Kanban Board
Built-in annotation project management
📋 Kanban Board Overview
The Kanban board provides an intuitive, visual way to manage annotation progress across your entire team. It organizes your work into columns that represent different stages of the annotation process, with cards to show groups of frames moving through these stages.
Board Structure
The Kanban board consists of five main columns, each representing a distinct phase in the annotation pipeline:
Column | Purpose |
---|---|
Batches | Available image batches ready to be split up for annotation |
Annotating | Active annotation jobs (manual and automated) |
Review | Completed annotation jobs awaiting review |
Dataset | Where approved frames are centralized and organized into train, valid, and test sets |
Rejected | Annotations that have been rejected from the dataset |
Card Workflow
1. Batch Cards
Located in the first column, batch cards represent collections of images ready for annotation. Clicking a batch card opens a preview page where you can:
- View individual frames in the batch
- Access the job creation sidebar, where you can choose between creating an automated or manual job and assign it to a teammate.
2. Job Cards
When you create a job from a batch, a new card appears in the “Annotating” column. Job cards come in two varieties:
-
⏳ Autolabel Jobs: Display a spinner animation and “autolabelling” status
-
✏️ Manual Jobs: Show assignee information and are clickeable, bringing up a details view and access to the Canvas
3. Review Cards
- Autolabelling jobs will automatically move to the review column once complete
- For manual jobs, the annotator submits the job for the review and it moves to the “Review” column.

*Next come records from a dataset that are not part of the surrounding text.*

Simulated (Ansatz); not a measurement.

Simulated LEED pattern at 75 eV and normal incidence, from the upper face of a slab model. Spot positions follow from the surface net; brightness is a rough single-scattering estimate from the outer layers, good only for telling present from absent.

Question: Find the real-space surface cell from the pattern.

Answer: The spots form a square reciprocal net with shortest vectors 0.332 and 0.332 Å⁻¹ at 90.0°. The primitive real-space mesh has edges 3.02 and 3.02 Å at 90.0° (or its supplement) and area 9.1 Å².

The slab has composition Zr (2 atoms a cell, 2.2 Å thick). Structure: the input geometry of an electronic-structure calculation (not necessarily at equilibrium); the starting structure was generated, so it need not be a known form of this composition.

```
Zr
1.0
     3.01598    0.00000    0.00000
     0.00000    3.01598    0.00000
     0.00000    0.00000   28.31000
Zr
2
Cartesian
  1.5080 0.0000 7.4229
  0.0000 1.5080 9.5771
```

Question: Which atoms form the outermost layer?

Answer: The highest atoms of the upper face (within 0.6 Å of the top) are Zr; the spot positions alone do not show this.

In the review state, a different person can review the annotations for quality before adding them to the dataset
4. Dataset Cards
After successful review and dataset integration, cards move to the final “Dataset” column (or the “Rejected” column if they are rejected).
The dataset is available to view in the “Dataset” tab, but the cards in the column on the Kanban board show which jobs comprise the current dataset.
The Kanban board’s visual workflow makes it easy to track progress and identify bottlenecks in your annotation pipeline.